2015-02-16 Thread Yawning Angel
On Mon, 16 Feb 2015 16:11:55 +
Leif Ryge l...@synthesize.us wrote:
[snippity]
 However, it seems like in the case of applications which are not
 HS-specific this will necessitate keeping another process running
 just to keep the HS alive. I'd rather see two modes: one as you
 describe, and another in which the ephemeral HS stays running until a
 new control port connection requests that it be stopped. To avoid
 allowing enumeration of running services, the stop command could
 require that the requestor already knows some details of the HS -
 either a cookie generated at creation time, or perhaps just the
 private key that was provided when it was started.

dgoulet suggested Detach=true as an optional argument, which is what
the add side interface would look like if I did this.

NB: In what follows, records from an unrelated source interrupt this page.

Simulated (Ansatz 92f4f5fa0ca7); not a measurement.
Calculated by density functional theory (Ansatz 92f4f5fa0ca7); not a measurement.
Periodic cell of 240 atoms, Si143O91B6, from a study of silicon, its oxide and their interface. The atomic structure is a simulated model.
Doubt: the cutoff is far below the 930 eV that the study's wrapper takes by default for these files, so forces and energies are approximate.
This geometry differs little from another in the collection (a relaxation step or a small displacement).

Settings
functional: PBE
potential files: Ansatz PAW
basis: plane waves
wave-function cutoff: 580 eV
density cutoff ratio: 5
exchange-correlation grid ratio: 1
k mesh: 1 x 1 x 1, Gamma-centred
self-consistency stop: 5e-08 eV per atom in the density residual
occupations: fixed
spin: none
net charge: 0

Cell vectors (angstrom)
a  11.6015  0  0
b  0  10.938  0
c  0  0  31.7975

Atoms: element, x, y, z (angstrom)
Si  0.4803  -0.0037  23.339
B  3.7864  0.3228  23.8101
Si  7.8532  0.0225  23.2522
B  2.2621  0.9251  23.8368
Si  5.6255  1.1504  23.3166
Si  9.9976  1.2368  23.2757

 This of course wouldn't result in crashed applications' HSes being
 cleaned up automatically, but having a few stale HSes sitting around
 isn't the end of the world. One approach for cleaning them up could
 be that tor could remove them automatically after it sees connection
 refused a few times.

I'm not quite sure how I feel about this yet.  The code for doing all
of this isn't that difficult, but I'd want to hear from a few more
people about what the right thing to do here would be.

Most importantly since the `ADD_EPH_HS` interface uses key/value pairs
for the port/target now, this would be easy to add on at a later date
even if it doesn't get included in the first iteration.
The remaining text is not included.